Credit CardsStarting today, credit and gift card companies will have to comply with new rules that cover fees, interest, and expiration dates.

The new rules are the final part of a phase in of the “Credit Card Accountability, Responsibility and Disclosure Act of 2009” (CARD act). 

As of today, if a consumer has an otherwise clean history with the company, the most that a credit card company will be allowed to charge as a late or over the limit fee is $25.  If the consumer has made late payments, or gone over the limit, within the previous six months, the fee can be $35.

The new rules also state that companies cannot charge a consumer more in late fees than they currently owe.  For example, if the minimum payment is $18, that will be the most they can add on as a late fee.

Inactivity fees have been outlawed, and companies that raise a consumer’s interest rate must reevaluate that increase within 6 months. 

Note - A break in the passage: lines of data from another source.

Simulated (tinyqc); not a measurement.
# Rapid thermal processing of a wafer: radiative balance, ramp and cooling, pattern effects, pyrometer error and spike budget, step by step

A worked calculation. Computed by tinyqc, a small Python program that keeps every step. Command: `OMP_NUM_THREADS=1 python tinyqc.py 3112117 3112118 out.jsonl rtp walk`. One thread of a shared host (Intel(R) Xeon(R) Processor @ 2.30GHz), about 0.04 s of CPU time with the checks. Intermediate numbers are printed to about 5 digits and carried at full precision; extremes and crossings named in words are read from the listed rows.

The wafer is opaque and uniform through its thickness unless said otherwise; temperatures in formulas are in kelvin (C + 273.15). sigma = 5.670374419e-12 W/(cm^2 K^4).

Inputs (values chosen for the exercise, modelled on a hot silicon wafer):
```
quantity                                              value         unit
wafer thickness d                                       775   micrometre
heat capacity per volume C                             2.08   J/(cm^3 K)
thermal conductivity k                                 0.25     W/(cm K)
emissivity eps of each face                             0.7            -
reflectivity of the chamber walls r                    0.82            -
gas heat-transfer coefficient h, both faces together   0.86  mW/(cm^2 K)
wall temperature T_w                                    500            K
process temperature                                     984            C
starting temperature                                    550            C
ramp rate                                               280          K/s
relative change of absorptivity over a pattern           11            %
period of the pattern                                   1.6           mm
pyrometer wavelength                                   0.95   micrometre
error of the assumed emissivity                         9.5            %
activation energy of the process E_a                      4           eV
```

The CARD act also covers gift cards. Starting  today, gift cards are not allowed to expire until five years has passed.  Inactivity fees cannot be deducted until the card has gone unused for a full year, and the card issuer is only allowed to charge one fee per month. In the past, consumers had complained about multiple monthly charges quickly draining their gift cards of value.

Experts generally agree that the changes will help consumers.  But some are concerned that the CARD act will cause banks to tighten credit, or that new fees will simple replace the old ones.